Luntz, who met with Harper and his conservative colleagues earlier this year, is a high-profile political pollster and strategist, who has helped shape the U.S. Republican Party's political agenda and messaging for more than a decade. The New Yorker magazine's Hendrik Hertzberg recently described Luntz as the "Johnny Appleseed of such linguistic innovations as 'death tax' for estate tax and 'personal accounts' for Social Security privatization."
One section of an infamous 2002 Luntz-authored memorandum, instructing Republican congressional candidates, was titled "Winning the Global Warming Debate: An Overview." Luntz advized candidates to "continue to make the lack of scientific certainty a primary issue in the debate."
He maintained that "The most important principle in any discussion of global warming is your commitment to sound science... The scientific debate is closing [against us] but not yet closed. There is still a window of opportunity to challenge the science."
Ironically, while the Bush administration, and the Harper government, may still be sticking with this script, Luntz appears to have changed his mind on global warming. In a recent documentary first aired on the BBC, Luntz said that he "think[s] most people would conclude that there is global warming taking place, and that the behavior of humans is affecting the climate."
When asked about the advice about climate change that he had been giving for years, Luntz said it was fair when he gave it. He added that if the Bush administration is still questioning the science, "That's up to the [them]. I'm not the administration. What they want to do is their business. And it's nothing to do with what I write. And it's nothing to do with what I believe."
The Liberal Party's press release also pointed to Harper's "close friendship" with former EnCana President and CEO Gwyn Morgan, "a leading climate change skeptic in Alberta, who Harper tried unsuccessfully to appoint to a position overseeing government patronage appointments."
"This is all about controlling information and not about controlling greenhouse gases," said Godfrey. "The government would be thrilled if the Canadian public simply forgot about global warming, and we're simply not going to allow that to happen."
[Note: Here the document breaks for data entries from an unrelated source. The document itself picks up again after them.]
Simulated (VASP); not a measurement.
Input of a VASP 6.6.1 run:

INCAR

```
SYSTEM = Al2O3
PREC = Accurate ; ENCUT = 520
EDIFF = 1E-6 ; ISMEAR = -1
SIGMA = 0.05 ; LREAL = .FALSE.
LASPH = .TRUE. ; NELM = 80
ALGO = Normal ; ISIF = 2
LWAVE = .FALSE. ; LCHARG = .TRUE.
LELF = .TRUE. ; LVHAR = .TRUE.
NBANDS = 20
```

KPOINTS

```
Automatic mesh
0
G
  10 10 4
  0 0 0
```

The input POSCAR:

Meanwhile, the Harper government has pledged to produce a comprehensive environmental initiative in October that will supposedly include programs dealing with curbing greenhouse emissions blamed for global warming. Still in its formative stages, government officials maintain that they have been seeking a broad range of views on the issue, but according to a recent report by the Chronicle Herald, "many environmental groups say they've been shut out."
"The reality is that the public has not been consulted at all," said Ann Coxworth of the Saskatchewan Environmental Society, one of the groups in the Climate Action Network, a coalition of environmental groups that has organized public forums and workshops in a number of Canadian cities.
Shortly after taking office, Harper put the kybosh on the Liberals' Project Green. The creation of the new environmental initiative appears to follow in the footsteps established by U.S. Vice President Dick Cheney when he set about developing the Bush administration's energy plan. The Cheney Energy Task Force worked in secret and saw the Bush administration lean heavily on advice from utility companies, and the oil, gas, coal and nuclear energy industries, according to a report by the Natural Resources Defense Council.
The Harper project has thus far pretty much excluded environmental groups, and has been working "under tight secrecy," The Chronicle Herald reported.
"They're not giving us enough of what they intend to do for us to give them any significant advice on how to proceed," said John Bennett, executive director of the Climate Action Network. "We need to have a plan that all Canadians can work together on and you don't get a plan like that by going into a back room and then making an announcement six months later."